17:40 Tuesday 3rd June 2014
BBC Radio Cambridgeshire
[C]HRIS MANN: Figures obtained by the BBC show that complaints and appeals made against universities in the UK have risen by 10% since 2012, when some starting charging fees of up to £9,000 a year of course. More than 20,000 complaints were made last year alone. Simon Renton is Vice-President of the University and College Union, the UCU. They represent the thousands of university staff across the UK, and he joined me earlier.
SIMON RENTON: They’re disappointing, but I don’t think, no, they’re not surprising. I’m sorry to say that they pretty much fall in line with what we had expected.
CHRIS MANN: And why is that?
SIMON RENTON: Well, because these figures were generated in the first year in which fees, undergraduate fees, were tripled to £9,000. This is also the year in which universities had the least money to support each student. Either before and subsequently they’ve had more money than they had in that year, because central government teaching grants had been withdrawn, but the fee income had not made up even a significant part of that shortfall. So universities were very under-resourced, particularly under-resourced in that year. And at the same time the customer, if you like, expectation of students, and to some extent of their parents, had been increased by the way that central government had presented their pseudo-market if you like.

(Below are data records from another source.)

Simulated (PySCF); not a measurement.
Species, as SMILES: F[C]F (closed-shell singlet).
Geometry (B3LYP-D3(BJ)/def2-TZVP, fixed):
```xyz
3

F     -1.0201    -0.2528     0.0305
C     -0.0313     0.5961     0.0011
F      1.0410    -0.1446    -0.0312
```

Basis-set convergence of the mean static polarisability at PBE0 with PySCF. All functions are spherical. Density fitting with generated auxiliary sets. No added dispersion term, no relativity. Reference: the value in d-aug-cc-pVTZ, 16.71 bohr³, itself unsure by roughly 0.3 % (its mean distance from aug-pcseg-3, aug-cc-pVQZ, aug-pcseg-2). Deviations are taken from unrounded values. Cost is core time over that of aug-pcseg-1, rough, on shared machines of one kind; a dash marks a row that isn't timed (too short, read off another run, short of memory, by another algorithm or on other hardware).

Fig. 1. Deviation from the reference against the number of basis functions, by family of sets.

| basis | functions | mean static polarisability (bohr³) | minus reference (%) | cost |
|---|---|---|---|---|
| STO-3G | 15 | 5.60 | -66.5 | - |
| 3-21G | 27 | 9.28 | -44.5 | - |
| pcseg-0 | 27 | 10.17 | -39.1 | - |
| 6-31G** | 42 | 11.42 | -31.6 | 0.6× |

CHRIS MANN: There’s some concern about how these figures have been put together. One of our local universities is Anglia Ruskin of course, who’ve come out almost worst in this of everybody. But they’re pleading the fact that only 9 of the so-called 992 appeals and comp-laints were actually complaints. This, as they say, they’ve been verified of audit by the Office of the Independent Adjudicator, which is effectively the external court of appeal for students. Do you agree with that?
SIMON RENTON: I wouldn’t like to intervene in terms of expressing a view in that individual case. But I would say a few things about the difference in pattern between institutions. And I think there are three factors there. One is the extent to which the expectations of students actually co-incide with the reality that they find. That’s one factor. The other is the way that data is collected. Some institutions make it easier to complain, or to appeal, than others. And they must generate, must generate, more complaints. Another of course is that different universities have a different student intake, a different student profile. So that those at universities who customarily recruit the least proportion of students who require a great deal of support will often be those who have the most resources to support those students who need it. Those who have the highest proportion of students who need a great deal of support often have the smallest facility for dealing with them. And that I think skews those figures.
CHRIS MANN: You’re making some pretty serious charges at the UCU. You say it’s become a market, and universities are now spending on marketing and buildings instead of teaching and research. Could you substantiate that please?
SIMON RENTON: Well certainly I think most university campuses that you look around now, you will find shiny new buildings everywhere you look. Certainly the proportion of turnover which goes into marketing is very very much higher than it was. Of course the whole nature of competition, which central government has encouraged, must almost by definition drive marketing. We’ve not reached the appalling situation that some North American US colleges have reached, where marketing actually costs the university more than teaching and research. But it’s something that I definitely think is worth watching. The big thing of course is that student expectations do not always co-incide with the expectations of their teachers. So of the serious complaints, which I think we should actually deal with seriously, that is to do with students either genuinely being misled, or feeling that the expectations .. they may get less, they may be told what’s what less often than they’re expecting. In some cases they may be expecting continuation of school, where their teachers will simply tell them what is the case, and they’re expected just to remember that. In fact of course the whole change from school to universities, they’re much more likely to be sent off either alone or in small groups to go to the library and discover things for themselves, and learn how to learn.
CHRIS MANN: Simon Renton, the Vice-President of the University and College Union, the UCU, on those new figures showing that there are more complaints this year than last, up by 10%, by students against universities. About 20,000.